There comes a time in every genealogy researcher’s life when they decide a trip to their ancestral homeland is the only thing that will make their research feel complete. Not that we can ever have all of the information. That part will never be complete. But in the depth of understanding of our ancestors, their journey and their legacy, we get to a point when we need to go back to where they lived. We yearn to walk in their footsteps so that we can try to fully gain an understanding of who they were.

One of the realities for the descendants of the Scots Diaspora who return to Scotland to research their roots is that they are neither visiting nor touring. They are returning HOME. So many of Scots heritage will tell you that the moment they set foot on Scottish soil, they had a sense of “coming home.”

Walking in the footsteps of your ancestors is awe-inspiring, humbling and deeply fulfilling. But traveling to the home of your ancestors takes planning. It is not enough to show up in the village, head to the local pub and start asking questions. You need to do some research ahead of time. Do some research before you go. Learn about what repositories are available, what archival materials they hold, who can access the documents and what identification is required to research in each repository.

Decide which repositories you want/need to visit. Visit their websites. Learn what hours and days they are open then plan accordingly. Are they in the same city? If not, how many can you realistically visit in the time you have?

There is so much more to understanding the lives of your ancestors than simply knowing the dates of the vital events in their lives. Take time to really understand the times in which they lived. How they lived. What they did for entertainment, where they worked, what the laws and social norms were. You can do this by:

  • Visiting Museums
  • Visiting Historic Sites
  • Talking to Locals
  • Take City Tours

While in your ancestral homeland, indulge yourself in your own Scottish heritage. Take pride in it. Drink it in. Absorb it. Visit pubs, attend festivals, take part in Highland Games, Clan Gatherings, celebrations or re-enactments. Let your Scottish pride show.

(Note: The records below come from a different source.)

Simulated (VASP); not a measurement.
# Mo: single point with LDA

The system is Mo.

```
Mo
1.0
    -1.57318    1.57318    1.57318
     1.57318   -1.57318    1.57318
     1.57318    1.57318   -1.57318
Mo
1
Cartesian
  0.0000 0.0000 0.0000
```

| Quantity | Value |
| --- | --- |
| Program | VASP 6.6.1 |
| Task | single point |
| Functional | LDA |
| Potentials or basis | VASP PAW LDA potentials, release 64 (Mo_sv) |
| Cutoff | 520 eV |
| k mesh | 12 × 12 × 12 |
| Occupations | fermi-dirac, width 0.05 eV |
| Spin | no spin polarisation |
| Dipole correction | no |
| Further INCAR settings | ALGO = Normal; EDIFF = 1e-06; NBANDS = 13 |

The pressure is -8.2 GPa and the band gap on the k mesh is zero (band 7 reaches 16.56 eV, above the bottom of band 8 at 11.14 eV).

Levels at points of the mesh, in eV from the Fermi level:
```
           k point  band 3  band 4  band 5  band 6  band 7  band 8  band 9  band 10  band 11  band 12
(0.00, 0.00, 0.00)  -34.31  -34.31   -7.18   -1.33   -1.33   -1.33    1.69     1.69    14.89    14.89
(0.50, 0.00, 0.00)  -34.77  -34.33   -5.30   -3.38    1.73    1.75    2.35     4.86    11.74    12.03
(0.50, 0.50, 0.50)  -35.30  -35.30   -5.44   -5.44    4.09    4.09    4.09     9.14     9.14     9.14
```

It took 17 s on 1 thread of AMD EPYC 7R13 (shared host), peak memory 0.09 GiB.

Planning ahead will help you to make the best use of your time in your ancestral homeland. And ultimately that will make your quest to discover your ancestors and your own Scottish heritage more fulfilling.

About Christine Woodcock

Scottish born, Canadian raised, Christine Woodcock is a genealogy educator with an expertise in the Scottish records. She enjoys sharing new resources to assist others in their quest to find and document their heritage. Christine is also a lecturer, author and blogger. She is the Director of Genealogy Tours of Scotland (www.genealogytoursofscotland.ca) and enjoys taking fellow Scots “home” to do onsite genealogy research and to discover their own Scottish heritage.

One comment

  1. Hi Christine! As a fellow in Depth Columnist – who is also a genealogical librarian – I’d like to add one more suggestion, if I may.

    It’s also important to read about the history of the town/county/region/country that you are planning on visiting. This way, BEFORE you go, you’ll have a better understanding of the history and what you will /can find on your journey. As a “book-pusher”, I felt compelled to do a little advertizing for the libraries out there! ;) Thanks!